Children with outstanding talents sometimes get rewards and acclaim, but many are overlooked or unsupported. Adults with exceptional abilities can also live on the fringes of recognition and contribution, which may result from mainstream discomfort with many outsiders.

One example of restricting someone's talent concerns Jericho Scott, a 9-year-old Connecticut boy banned from pitching in little league games because he was "too good" at it. Some parents complained their kids had found his pitching "unhittable and frightening," so the league ordered him to stop playing.

Later in his life, that kind of athletic prowess would be welcomed.

Another example of restricting the public recognition of talent was in the Olympics opening ceremony.

Singer Yang Peiyi, who had the superior voice, was replaced on stage (and therefore kept away from the view of millions of people) by another young girl, Lin Miaoke, who mimed Peiyi’s recording of “Ode to the Motherland” because Peiyi’s face was considered “not suitable” by a team of Chinese Olympic and political authorities.
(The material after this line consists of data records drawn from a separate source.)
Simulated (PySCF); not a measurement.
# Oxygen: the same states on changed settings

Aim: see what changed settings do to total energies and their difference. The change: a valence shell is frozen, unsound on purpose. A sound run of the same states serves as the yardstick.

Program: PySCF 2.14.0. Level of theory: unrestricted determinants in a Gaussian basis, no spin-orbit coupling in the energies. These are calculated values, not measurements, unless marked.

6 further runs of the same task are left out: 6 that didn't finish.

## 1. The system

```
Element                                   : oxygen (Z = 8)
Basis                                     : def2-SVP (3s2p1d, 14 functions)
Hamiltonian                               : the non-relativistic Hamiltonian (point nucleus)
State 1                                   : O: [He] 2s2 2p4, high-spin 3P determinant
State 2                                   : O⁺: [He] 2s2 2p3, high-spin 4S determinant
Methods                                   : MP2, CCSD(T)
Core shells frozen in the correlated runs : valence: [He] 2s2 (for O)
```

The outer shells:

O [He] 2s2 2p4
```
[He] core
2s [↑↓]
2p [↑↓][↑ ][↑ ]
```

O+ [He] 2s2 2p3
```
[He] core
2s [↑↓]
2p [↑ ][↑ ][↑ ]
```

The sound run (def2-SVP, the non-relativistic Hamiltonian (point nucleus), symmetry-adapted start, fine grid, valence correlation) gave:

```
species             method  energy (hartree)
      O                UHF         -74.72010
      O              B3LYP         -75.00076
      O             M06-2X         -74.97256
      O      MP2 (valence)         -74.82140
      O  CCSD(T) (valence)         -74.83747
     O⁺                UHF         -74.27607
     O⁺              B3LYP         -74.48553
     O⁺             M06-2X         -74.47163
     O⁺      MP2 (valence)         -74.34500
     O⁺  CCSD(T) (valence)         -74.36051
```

Creative and intelligent kids may often find themselves and their friends on the edge or fringe.

Writer, actor and radio host Sandra Tsing Loh, a physics grad of CalTech, talked in our interview about being part of the "nerdy kid" group.

“You were taking cello lessons, and in the Latin Club, and such a geek compared to everyone else," she recalled. "Junior high is a particularly horrible time. But around that time I and my friends, who were totally the nerds, had real fun starting our own little clubs and stuff like that."

And, she continued, "there’s a joy in our creativity , imagining a whole second world where we rule the world and have power."

She thinks that sort of imagination helps fuel talented and creative people, and that the kids who won the popularity and beauty contests usually did not go on to do anything particularly creative in life.

"Except for the few people who were actors," she added.

A related problem is how educational and social systems often fail to support and encourage the most talented people.

A TIME magazine article (Are We Failing Our Geniuses?, Aug. 16, 2007) noted that U.S. Department of Education statistics showed the highest-achieving students in six other countries scored significantly better in math than their U.S. counterparts.

Author John Cloud pointed out that American schools spend over $8 billion a year on educating the mentally retarded, but that spending on the gifted "isn’t even tabulated in some states; we spend no more than $800 million on gifted programs."

Like many others, he thinks it doesn’t make sense to spend so much more on low-achieving students, at the expense of nurturing those with the greatest potential to contribute high level abilities to the world.

Maybe the issue is not whether we live as outsiders or not, but how much we value who we are and gain support, and how much freedom we have in expressing ourselves creatively and developing our talents.

As personal development author Wayne Dyer has said, “Freedom means you are unobstructed in living your life as you choose. Anything less is a form of slavery.”

Malcolm Gladwell describes in his new book Outliers: The Story of Success some of the personal and social aspects of how people become outstanding, “outliers” on the upper end of intelligence, ability and achievement curves.

Mastery requires about 10,000 concentrated hours of work at developing talent, but also support from other people.

“No one," Gladwell says, "not rock stars, not professional athletes, not software billionaires, and not even geniuses - ever makes it alone."